Can’t make it to the UU? Here is the zoom access.

If you need a copy of the machzor, here is the link

If you need a copy of the supplement, here is the link

Yiskor

Monday, Sept. 25th
As part of our Yom Kippur morning service, we’ll enter the sacred time of Yiskor, remembering all who have died in our lives. Please join us.

Conversation with the Book of Jonah

Monday, Sept. 25th
4:30 - 5:30 pm
Held at the UU Meeting House

At the dimming of the day, we are in many ways, Jonah. We have been fasting; we have confronted the way we act in the world, and we are yearning to change parts of our lives; we have spent Holy Day in the belly of a big fish, so to speak,  in the womb of possibilities and unanswerable questions. We come together at this quiet time, to expand on the story of Jonah, which is so much more than being 'swallowed by a big fish'!

Neilah: the ending of Yom Kippur

Monday, Sept. 25th
5:30 pm - 7:00 pm
Held at the UU Meeting House

As the sun slowly sets, we usher Yom Kippur out with uplifting song and the final exuberant plea for a fruitful and full year. Weather permitting, we’ll move outside to witness the sun setting. We complete our journey with a long blast of the shofar. If you have a shofar, or even a trumpet, bring it!  

If you are so inclined, bring a little to eat, to break our fast. We’ll provide wine and challah.

Can’t make it to the UU? Here is the zoom access.

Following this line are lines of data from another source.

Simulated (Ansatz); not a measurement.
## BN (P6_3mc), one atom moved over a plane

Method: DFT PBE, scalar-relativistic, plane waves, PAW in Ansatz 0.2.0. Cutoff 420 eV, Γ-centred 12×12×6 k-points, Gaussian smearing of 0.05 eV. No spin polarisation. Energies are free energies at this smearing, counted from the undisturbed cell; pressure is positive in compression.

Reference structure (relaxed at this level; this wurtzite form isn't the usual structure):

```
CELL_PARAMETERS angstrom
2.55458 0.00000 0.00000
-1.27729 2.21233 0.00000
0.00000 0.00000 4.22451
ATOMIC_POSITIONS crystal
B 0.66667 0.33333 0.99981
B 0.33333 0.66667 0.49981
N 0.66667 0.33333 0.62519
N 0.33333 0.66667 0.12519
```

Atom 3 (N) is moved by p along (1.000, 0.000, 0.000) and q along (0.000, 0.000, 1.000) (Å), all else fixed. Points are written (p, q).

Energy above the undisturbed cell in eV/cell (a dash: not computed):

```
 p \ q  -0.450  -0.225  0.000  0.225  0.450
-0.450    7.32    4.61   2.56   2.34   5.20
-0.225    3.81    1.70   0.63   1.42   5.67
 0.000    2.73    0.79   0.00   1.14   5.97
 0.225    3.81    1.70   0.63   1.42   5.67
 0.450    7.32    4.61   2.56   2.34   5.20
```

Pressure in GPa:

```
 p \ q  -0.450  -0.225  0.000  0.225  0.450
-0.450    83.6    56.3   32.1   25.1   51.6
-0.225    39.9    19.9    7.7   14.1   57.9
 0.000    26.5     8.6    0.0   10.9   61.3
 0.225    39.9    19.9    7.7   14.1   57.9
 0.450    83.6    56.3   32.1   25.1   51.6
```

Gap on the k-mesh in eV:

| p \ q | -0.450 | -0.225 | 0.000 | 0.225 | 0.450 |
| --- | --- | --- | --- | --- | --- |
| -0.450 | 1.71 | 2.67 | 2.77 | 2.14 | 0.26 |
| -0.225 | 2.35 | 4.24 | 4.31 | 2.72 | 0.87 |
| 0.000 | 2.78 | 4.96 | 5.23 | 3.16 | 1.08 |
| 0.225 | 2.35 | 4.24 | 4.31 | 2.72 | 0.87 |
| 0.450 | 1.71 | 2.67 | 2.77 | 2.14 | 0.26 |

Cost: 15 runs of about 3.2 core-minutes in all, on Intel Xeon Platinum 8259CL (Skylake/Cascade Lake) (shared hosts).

If you need a copy of the machzor, here is the link

If you need a copy of the supplement, here is the link

Holiday Reflections

A Joyful Celebration!

According to the Sages, Rosh Hashanah is supposed to be celebrated in Joy. What do I mean by that? It is a New Year’s celebration without the party hats (though it does have a shofar!)  The New Year offers us a time to experience a joy that is grounded in the work of getting to know ourselves, examining our lives through the lens of our ethical and spiritual aspirations, and re-stating our commitment to live our lives according to our highest aspirations of what it means to be a kind and compassionate human being. We participate as individuals by coming together as a community; the liturgy is in the third person; we experience it in the first person.

Beneath the surface.

What lays beneath the daily-ness our lives? What informs our attitudes, actions, behaviors, emotions? When do we give ourselves the time and space to examine our lives?  Yes, we have this opportunity every day, every minute.  But the Holy Days, which begin with the first of the month of Elul and culminate as Yom Kippur draws to a close, specifically gives us the time, tools, and focus to dig beneath the surface of our lives, to reconnect with meaning and intention, to try and heal the places where we have hurt others, and to dissipate the hold that our own pain has on us. Moving through the ancient ‘spiritual technology’ of the prayers through a contemporary lens, we give ourselves the gift of renewal and reconnection. 

It's about realignment

It’s hard to walk into High Holidays cold. What do I mean, cold?  I was raised to attend synagogue only on the High Holidays, and I was struck by the severity of liturgy.  The face of GD that we meet in these services is one of Judge, Jury, and even Executioner!  (“who shall live, and who shall die, etc.”). What kind of religious tradition was this? It seemed discordant with the idea of a loving, forgiving face of GD.  Yet our tradition actually invites us to begin our self-evaluation a full six weeks before the holiday commences. The Midrash (ancient improvisational  rabbinic stories that interpret and expand our texts) teaches that, during the month of Elul (which is the month before Tishrei, in which the Holy Days occur), GD is ‘in the fields’, close to us, accessible to each of us, to go and walk with and have that opportunity discuss the meaning of our lives. At the end of Elul, GD returns to the throne, and once again assumes the image of King and Judge.  Taken as a full time sweep, from Elul 1 to Tishrei 11, we have about 6 weeks to feel that we can be honest with ourselves within a LOVING and COMPASSIONATE relationship.  This is not about severity; it’s about realignment, a yearning to be the best that we can be. 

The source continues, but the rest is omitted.